Teaching a Phone New Tricks
Wherein I flash firmware and successfully petition the Allfather for root access.
Mobile phones are essential for life here in India. More than essential: Vital, indispensible, crucial. Without a phone you can’t reliably meet with anyone, travel anywhere, or conduct any business. I came here with an HTC Sensation that I got on my plan in USA with T-Mobile; by popping in an Airtel India SIM card I was good to go. This is a pretty good phone, 2-core 1.2 GHz cpu, 540 x 960 LCD screen, and HTC’s enhancements on top of Android, HTC Sense. This phone is close to the iPhone 4 in capabilities and performance.

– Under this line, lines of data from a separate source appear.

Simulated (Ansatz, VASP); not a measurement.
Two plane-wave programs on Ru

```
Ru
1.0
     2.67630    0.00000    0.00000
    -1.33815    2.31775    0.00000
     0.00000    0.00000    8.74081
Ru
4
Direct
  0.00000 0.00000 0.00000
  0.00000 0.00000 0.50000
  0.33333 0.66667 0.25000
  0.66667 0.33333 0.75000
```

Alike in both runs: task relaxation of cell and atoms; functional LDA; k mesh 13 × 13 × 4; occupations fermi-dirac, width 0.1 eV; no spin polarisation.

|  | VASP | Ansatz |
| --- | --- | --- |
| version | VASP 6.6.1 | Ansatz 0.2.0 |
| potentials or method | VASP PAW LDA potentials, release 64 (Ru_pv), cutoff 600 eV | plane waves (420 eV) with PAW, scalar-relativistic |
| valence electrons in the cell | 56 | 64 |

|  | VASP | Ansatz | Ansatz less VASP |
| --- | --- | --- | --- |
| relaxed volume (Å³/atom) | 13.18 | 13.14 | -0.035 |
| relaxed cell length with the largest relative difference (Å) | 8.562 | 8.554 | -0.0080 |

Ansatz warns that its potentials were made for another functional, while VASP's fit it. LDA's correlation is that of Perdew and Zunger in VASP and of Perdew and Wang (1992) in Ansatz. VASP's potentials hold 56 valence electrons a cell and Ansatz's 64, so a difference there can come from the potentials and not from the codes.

But I can’t say it’s a great phone. Battery life is no more than average; in fact on trips I power-down the phone for long periods so I can be assured that my phone will have power when I get to my destination. And here in India it sometimes acts flaky, getting into a mode where it flashes back and forth between full signal and no signal. So in the hopes of longer battery life and greater reliability, I started looking for a new phone. My ultimate pick was the Samsung Galaxy S2. It specs out better than the Sensation in both talk-time and standby-time, and various reviews put it a bit ahead of the Sensation. And, since I didn’t feel like spending the big bucks for an unlocked iPhone 5 or Galaxy S4, the S2 at its medium-bucks price was my choice.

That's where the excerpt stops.